Foreign-exchange traders face an anxious wait to see if European Central Bank policymakers will on Thursday address a euro rally that has put the currency on track for its best year against the dollar.
An improving euro-zone economy and the prospect that the ECB will scale back a bond-buying plan first introduced in 2015, to ward off deflation, have catapulted the euro almost 13 per cent higher against the US currency so far this year.
Most economists expect Mario Draghi, the ECB president, and the rest of the governing council to delay announcing a timetable for cutting its monthly purchase of bonds when they gather this week. In April they trimmed it from €80 billion a month to €60 billion.
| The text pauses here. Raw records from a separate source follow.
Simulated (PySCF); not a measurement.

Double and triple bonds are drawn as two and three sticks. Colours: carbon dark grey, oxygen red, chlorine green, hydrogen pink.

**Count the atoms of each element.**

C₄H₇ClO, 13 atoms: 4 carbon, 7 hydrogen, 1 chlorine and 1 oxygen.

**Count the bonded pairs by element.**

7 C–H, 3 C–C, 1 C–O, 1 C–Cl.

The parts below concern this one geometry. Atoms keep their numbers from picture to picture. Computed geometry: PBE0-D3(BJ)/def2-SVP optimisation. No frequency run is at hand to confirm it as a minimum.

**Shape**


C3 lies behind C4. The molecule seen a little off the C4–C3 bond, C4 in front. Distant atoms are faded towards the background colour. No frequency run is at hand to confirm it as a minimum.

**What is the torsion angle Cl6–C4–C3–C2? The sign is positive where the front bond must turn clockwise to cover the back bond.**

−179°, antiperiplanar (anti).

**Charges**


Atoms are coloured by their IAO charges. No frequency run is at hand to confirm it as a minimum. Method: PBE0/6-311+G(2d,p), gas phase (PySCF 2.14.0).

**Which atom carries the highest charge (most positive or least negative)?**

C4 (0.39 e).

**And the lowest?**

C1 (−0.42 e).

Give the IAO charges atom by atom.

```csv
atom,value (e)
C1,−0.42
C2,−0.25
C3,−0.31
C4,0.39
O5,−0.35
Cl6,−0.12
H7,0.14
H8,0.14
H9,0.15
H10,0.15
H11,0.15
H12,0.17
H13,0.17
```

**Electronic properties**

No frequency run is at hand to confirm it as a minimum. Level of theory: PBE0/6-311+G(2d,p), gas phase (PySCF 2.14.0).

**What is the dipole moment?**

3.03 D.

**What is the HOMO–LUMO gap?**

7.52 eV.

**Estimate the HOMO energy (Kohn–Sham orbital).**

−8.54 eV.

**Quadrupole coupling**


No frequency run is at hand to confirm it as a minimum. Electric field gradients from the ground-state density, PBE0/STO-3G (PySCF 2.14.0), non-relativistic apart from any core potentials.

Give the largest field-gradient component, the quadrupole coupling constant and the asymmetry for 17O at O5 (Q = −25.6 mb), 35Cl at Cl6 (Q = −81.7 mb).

But traders and investors in the €4.3 trillion daily currency market will be intensely focused on whether officials voice any anxiety about an appreciation in the common currency that threatens the competitiveness of euro-zone exporters and exerts downward pressure on inflation.
Below target
Mr Draghi has to talk about the euro, said Thanos Vamvakidis, a senior foreign exchange strategist at Bank of America Merrill Lynch. "They're already below their [inflation] target. They have to acknowledge there are further downside risks to their inflation outlook because of the strong euro."
Headline inflation was running at a 1.5 per cent pace in July, shy of the ECB’s target of nearly 2 per cent. Core inflation, which excludes volatile energy prices, came in at 1.2 per cent. The minutes of the July meeting of ECB officials revealed some unease with the vigour of the euro, which has also climbed 7 per cent against sterling and 6 per cent versus the Japanese yen in 2017.
The sensitivity of the foreign-exchange market to Mr Draghi’s pronouncements was underlined in late August when his decision not to focus on monetary policy, and the currency, in a speech at a gathering of central bankers in Jackson Hole, Wyoming, was taken as a signal to buy the euro, which last week hit $1.20 for the first time since early 2015.
Dollar parity
A stellar rally for the single currency is a sharp contrast to the mood at the start of the year, when fears that the populist Marine Le Pen might capture the French presidency had some forecasting that the euro would fall to parity against the dollar.
Indeed on Friday, Ewald Nowotny, a member of the governing council, cautioned against overdramatising the appreciation of the euro, which traded at close to $1.40 in 2014.
But even if Mr Draghi seeks to temper the euro’s strength this week, some are sceptical it will have a lasting effect should a strengthening euro-zone economy persuade investors to allocate more capital to the region.
"ECB verbal rhetoric may cause a correction but is unlikely to be enough to derail euro strength," noted George Saravelos, a foreign-exchange strategist at Deutsche Bank.